Looking at various experimental file systems, nothing seems to do the right job, or be adequately OS-agnostic. There are several Linus-only possibilities, which are probably closer to what I want other than being Linux-only.

Initially I thought I wanted real mounted file-systems. AFS seemed the likeliest solution, but I think that has some problems likely. I don't know what, specifically, except that I wonder what it means to be writing files out--where are they? It looks like a unified file-system, DOES appear OS-agnostic, but...I don't know.

So I'm now thinking about something that isn't actually a file-system, but a P2P-FS-like thing. I need some not-quite-normal capabilities. And I ultimately want it to run on anything that has file storage (or fronts for it, like a NAS). Going to be interesting working this...

Saturday, May 04, 2013

The cars again

Right after xmas I (for some reason I forget) discovered that there were meeces in the garage. I should have put the poison out immediately, but I didn't. They ended up getting inside my lovely XKE and doing some chewing on things. For meeces, and a car that age, that means seat cushion insides, and cloth-covered wiring. So now I have some flaky wiring behavior: sometimes the dashboard instruments cut out. Grr.

I hate meeces to pieces.

Tuesday, March 05, 2013

Buying a house...

Well, we're now trying to buy the retirement house. Which does not mean that we are retiring, but we have this opportunity to by something that has some specific interest.

I'd forgotten how complex and time-consuming that process is...it's been > 20 years since we last bought.

Timeline:
Dallas, Fall 1982: my first house. Not big, but fine for me solo. Interest: 11% ? [ouch!]. ARM.
Fairfax, Summer 1991: first house with family. Wife is pregnant with second child. Interest: 9%
       Refi: 1996. Interest: 7%.
       Refi: 2002. Interest: 5%
Central VA: Spring 2013. Retirement house. Interest 3.875%. Fairfax house refi: 3.75%--yay!

It's been great how the interest rate has come down each time. And as of this writing, Fairfax house will be paid off in about 5 yrs. [later: we did a third refi, it's at 3.75, minimized monthly, but now back out to 30 years]

So why this house? Incomplete information, but it's the middle of really old family ancestry area. Many people in the area will turn out to be distant cousins. The house is pretty cool, in our price range, the view out back is great (instead of car traffic, it's a mountain ridge, although not at the same distance), it's very quiet (cow noise is all you hear during the day). I couldn't afford anything more than what I have now if we stayed here in Fairfax, which would be kinda boring.

Plus, it feels like time for a new adventure. It's a fairly rural area, so we'll be doing a variety of things differently. Our current plan is that we will continue to primary-house in Fairfax for a while, be at new house weekends/holidays/vacation/etc., and gradually move into it permanently over several years. This is an ideal approach, as it lets us slowly figure out what goes where, rather than do it all in a rush, which is what I have *always* done in the past. What will be awkward is furnishing two houses for a while, with things we won't all keep.
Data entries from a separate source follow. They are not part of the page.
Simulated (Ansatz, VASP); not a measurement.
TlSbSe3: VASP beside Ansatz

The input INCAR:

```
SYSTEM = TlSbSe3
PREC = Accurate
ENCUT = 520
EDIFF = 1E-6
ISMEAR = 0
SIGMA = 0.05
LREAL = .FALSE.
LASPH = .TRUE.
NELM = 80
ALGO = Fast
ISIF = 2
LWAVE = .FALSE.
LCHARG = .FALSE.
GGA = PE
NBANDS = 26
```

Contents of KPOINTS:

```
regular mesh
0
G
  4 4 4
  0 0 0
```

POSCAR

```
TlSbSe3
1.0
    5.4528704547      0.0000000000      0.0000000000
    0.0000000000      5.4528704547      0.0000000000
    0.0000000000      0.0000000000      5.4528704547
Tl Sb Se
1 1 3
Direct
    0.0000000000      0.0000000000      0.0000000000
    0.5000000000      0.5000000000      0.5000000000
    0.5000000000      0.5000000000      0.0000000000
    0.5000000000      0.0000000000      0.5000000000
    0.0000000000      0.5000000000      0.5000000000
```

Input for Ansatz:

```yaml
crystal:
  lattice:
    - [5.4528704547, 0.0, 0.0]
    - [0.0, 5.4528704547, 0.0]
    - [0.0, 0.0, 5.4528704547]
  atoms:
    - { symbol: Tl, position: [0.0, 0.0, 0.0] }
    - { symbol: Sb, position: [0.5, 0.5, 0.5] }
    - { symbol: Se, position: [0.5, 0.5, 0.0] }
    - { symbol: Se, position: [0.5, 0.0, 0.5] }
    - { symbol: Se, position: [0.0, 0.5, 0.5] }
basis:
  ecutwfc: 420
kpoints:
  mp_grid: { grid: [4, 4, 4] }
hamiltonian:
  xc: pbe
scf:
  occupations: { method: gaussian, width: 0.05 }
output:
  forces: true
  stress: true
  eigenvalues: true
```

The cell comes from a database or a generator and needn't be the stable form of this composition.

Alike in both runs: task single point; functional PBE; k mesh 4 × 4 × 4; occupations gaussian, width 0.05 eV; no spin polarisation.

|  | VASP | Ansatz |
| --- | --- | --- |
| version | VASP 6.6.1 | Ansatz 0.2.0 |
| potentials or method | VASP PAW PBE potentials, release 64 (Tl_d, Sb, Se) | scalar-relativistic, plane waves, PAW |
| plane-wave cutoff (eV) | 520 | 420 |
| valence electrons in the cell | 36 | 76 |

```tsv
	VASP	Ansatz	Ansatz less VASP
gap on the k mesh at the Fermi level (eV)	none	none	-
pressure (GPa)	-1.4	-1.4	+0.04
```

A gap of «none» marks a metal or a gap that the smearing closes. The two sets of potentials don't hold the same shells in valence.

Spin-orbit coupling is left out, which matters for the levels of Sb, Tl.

Well, it's been an adventure so far. More complex than I remembered, more paper to worry about. As it's rural, different things to worry about: we will have a well, and a septic system. That means no water and sewer bill, or at least not in the same way: a little bit of electricity for the well pump, and an occasional septic pumping out. Undoubtedly less than the monthly amount here in Fairfax. Satellite for cable/internet, maybe phone too. And if I manage to inherit enough money, we may even see about a solar installation, so as to eliminate that as well--the property will have more than enough space.

Sunday, January 20, 2013

Do you/I believe in God?

What do people mean when they say that?

I think it's an implied different question: "Do you believe in God the same way I do?"

The answer to that implied question can't possibly be "yes" because you don't really ever know what the asker's beliefs are. Asker may not really even know him/herself. How many of us really think about it in any real detail?

Do you have to have an Advanced Degree (tm) to figure it out?

My impression is that we are all selective about what exact details of the religious dogma we believe. Including, and perhaps especially, those who are most religious. Given the amount of overall inconsistencies and contradictions in any Bible/equivalent, why do you have to believe anything one way or the other? If we were all really strict about it, how would anyone ever commit a murder?

It probably all boils down to the essentially unanswerable questions of "why are we here?" and "what comes after this?" and the worry about there not even *being* an answer.

One bit of description about the afterlife I've read is that it is as different from this life as being an adult is from being five years old. You can't even *describe* being an adult to a five-year-old, they have neither the vocabulary or the concepts or the experiences to begin to understand completely. So we can't even understand the afterlife, if there even is one. (And really, if there is, and it's overmuch like this life here on earth, with *all the same people* -- do  you really want to go through eternity with the same bunch of idiots you have to deal with now? I don't think so)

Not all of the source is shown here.